Although the measure has been well received by members of the House and is backed by animal welfare groups, it is opposed by the American Kennel Club and the North Carolina Sporting Dogs Association.
"This creates another layer of bureaucracy for property owners," Henri McClees, a lobbyist for the two groups, told the committee.
She said the bill was not needed because mistreating animals is already against the law. The bill, she said, would open the door to future regulations that lead to curbs on breeding.
"I have to say the forces that are pushing these kind of bills ... have a grander scheme really against animal ownership," McClees said. "The long-term effects of this will be to draw people into these enforcement positions that don't really think I ought to own a dog, much less selectively breed a dog."
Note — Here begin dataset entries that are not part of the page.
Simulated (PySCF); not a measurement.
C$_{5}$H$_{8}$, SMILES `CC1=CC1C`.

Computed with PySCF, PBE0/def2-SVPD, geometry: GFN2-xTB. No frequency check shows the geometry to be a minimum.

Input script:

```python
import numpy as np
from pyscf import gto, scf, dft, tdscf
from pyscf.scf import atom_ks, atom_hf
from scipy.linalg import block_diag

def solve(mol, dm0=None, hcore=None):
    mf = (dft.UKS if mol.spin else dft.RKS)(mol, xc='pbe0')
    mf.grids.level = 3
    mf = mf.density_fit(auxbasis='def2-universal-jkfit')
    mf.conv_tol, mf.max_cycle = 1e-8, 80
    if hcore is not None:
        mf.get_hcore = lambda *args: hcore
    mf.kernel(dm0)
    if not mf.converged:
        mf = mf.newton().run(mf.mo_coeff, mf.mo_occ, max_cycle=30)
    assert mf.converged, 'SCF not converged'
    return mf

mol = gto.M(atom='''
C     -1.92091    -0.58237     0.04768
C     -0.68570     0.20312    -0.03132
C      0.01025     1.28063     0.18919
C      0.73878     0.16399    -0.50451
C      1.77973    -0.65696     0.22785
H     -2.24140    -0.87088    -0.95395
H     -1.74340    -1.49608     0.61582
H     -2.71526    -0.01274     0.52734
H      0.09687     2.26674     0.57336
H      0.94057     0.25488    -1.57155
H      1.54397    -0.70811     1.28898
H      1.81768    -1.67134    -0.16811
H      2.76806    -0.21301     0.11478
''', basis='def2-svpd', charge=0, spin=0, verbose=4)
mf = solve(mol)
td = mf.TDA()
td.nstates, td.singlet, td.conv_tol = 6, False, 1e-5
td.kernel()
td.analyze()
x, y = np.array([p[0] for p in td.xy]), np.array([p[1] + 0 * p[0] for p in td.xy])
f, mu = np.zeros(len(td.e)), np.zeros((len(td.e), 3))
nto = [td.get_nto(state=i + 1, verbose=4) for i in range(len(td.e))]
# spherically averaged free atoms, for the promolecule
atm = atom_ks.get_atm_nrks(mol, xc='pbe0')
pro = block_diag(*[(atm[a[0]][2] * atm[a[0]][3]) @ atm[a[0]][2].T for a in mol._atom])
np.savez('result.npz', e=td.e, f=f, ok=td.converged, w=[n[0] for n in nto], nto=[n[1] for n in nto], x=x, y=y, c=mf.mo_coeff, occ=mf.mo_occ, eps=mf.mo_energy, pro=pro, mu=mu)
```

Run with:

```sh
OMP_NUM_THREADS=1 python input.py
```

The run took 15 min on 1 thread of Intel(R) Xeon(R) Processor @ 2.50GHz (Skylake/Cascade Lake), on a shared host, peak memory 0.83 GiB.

She added, "You don't have to have a puppy mill bill to prosecute and convict someone of animal cruelty."
However, organizations such as the Humane Society and some sheriffs have argued that animal abuse investigations can be time-consuming and hard to conduct, especially when it comes to puppy mills.
"Will Sen. Rabon permit me to vote for this bill?" asked Rep. John Blust, R-Guilford, drawing snickers.
Blust's comment was a joke at the expense of Sen. Bill Rabon, R-Brunswick, who famously, and at times vocally, has spoken out against puppy mill regulations. The comment was also a nod to the uncertain future the bill faces even it makes it to the Senate, where Rabon isn't the only skeptic of the measure.